Reputation: 4160
I'm using Jena to query data stored in an ontology. Some of the objects are identified by a string, however sometimes the exact same string is not available, as I am processing scanned documents and so there may be OCR-Errors. Therefore, I'd like to find the most similar strings. Is there a way to use SPARQL for this purpose? Can I somehow calculate levenshtein distance in SPARQL?

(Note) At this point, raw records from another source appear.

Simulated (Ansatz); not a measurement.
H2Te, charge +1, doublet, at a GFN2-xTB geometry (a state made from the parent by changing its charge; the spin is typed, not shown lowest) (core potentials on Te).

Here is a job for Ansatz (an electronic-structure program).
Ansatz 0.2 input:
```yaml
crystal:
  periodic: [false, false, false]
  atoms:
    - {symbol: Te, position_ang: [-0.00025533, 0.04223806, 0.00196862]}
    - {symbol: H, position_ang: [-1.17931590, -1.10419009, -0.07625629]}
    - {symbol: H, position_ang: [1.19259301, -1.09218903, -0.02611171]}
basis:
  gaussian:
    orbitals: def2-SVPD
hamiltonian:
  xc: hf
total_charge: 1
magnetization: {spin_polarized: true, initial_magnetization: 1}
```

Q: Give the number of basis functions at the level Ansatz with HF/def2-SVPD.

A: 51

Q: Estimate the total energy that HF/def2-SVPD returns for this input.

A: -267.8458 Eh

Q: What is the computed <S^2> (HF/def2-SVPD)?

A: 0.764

If this is not possible, I can still calculate the levenshtein distance in java. However, an efficient algorithm would still require to filter out irrelevant strings using SPARQL.
Upvotes: 4
Views: 1995
Reputation: 2601
For sesame there's fr/sparna/rdf/sesame/toolkit/functions/LevenshteinDistanceFunction
but can't find the source.
Upvotes: 1
Reputation: 4160
In case anyone's interested, this is how I implemented it:
public class LevenshteinFilter extends FunctionBase2
{
public NodeValue exec(NodeValue value1, NodeValue value2){
int i = StringUtils.getLevenshteinDistance(value1.asString(), value2.asString());
return NodeValue.makeInteger(i);
}
}
usage:
String functionUri = "http://www.example.org/LevenshteinFunction";
FunctionRegistry.get().put(functionUri , LevenshteinFilter.class);
String s = "...";
String sparql = "SELECT ?x WHERE { ?x a Something . " +
"?x hasString ?str . " +
"FILTER(<"+functionUri +">(?str, \"" + s + "\") < 5) }";
QueryExecution qexec = QueryExecutionFactory.create(sparql, model);
ResultSet rs = qexec.execSelect();
while(rs.hasNext()){
...
}
Upvotes: 4
Reputation: 164
SPARQL can't do this directly, but you could implement the levenshtein distance function in java, and use it in a SPARQL FILTER clause. Extensions in ARQ has details about using extension functions.
Upvotes: 6